Audit Committee

CARTER'S, INC.
AUDIT COMMITTEE CHARTER
(Rev. May 2019)


 
  1. Statement of Purpose

The Audit Committee (the “Committee”) is a committee of the Board of Directors (the “Board”) of Carter’s, Inc. (the “Company”). Its primary purpose is to provide assistance to the Board in fulfilling its responsibilities to the shareholders and investment community. Primary responsibilities include oversight of:

    • quality and integrity of, and risks related to, the consolidated financial statements, including the accounting, auditing, reporting and disclosure practices of the Company;
    • the Company’s internal control over financial reporting;
    • the Company’s audit process;
    • the Company’s enterprise risk management program;
    • the independent auditor, including sole responsibility for their selection and retention and oversight of their performance, qualifications and independence;
    • the Company’s compliance with legal and regulatory requirements, except to the extent delegated to other Board committees; and
    • the performance of the Company’s internal audit function.

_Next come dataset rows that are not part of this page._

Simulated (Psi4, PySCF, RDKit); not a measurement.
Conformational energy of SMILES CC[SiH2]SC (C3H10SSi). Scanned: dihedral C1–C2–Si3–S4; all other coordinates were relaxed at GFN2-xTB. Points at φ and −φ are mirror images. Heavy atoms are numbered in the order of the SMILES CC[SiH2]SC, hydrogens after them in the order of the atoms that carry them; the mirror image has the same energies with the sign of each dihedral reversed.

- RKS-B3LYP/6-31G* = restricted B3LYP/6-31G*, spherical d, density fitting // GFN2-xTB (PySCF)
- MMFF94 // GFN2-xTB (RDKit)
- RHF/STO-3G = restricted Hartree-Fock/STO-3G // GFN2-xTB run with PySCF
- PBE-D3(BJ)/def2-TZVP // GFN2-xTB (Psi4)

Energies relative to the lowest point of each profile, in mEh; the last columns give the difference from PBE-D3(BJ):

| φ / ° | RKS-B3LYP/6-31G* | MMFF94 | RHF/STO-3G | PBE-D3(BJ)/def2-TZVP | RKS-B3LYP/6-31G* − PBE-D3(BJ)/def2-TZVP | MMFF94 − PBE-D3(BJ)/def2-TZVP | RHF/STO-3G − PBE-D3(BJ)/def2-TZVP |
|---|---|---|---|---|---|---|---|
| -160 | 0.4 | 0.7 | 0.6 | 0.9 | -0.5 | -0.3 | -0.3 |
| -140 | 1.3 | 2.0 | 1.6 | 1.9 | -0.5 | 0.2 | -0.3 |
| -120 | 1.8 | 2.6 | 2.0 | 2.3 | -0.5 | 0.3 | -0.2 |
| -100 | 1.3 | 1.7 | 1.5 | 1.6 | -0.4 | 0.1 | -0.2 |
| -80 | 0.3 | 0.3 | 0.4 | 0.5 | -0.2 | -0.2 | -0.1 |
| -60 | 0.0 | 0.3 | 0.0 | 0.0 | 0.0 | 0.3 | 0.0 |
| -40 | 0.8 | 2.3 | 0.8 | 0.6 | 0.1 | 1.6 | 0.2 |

In carrying out its duties hereunder, it is the responsibility of the Committee to maintain free and open communication between itself, independent auditors, internal auditors and management. The Committee shall also instruct management, the independent auditors and the internal auditors that the Committee expects to be advised immediately if there are areas that require its special attention. In discharging its oversight role, the Committee is empowered to investigate any matter brought to its attention with full access to all of the Company’s books, records, facilities, and personnel along with the power to retain outside counsel, or other experts for this purpose. The Committee shall receive adequate funding from the Company, as determined by the Committee, to compensate any independent auditors, accounting firms, outside legal counsel, and other advisors that the Committee engages. The Committee, in carrying out its responsibilities, believes its policies and procedures should remain flexible in order to best react to changing conditions and circumstances. The Committee will take appropriate actions to set the tone of highest integrity and standards in the Company’s reporting and business practices.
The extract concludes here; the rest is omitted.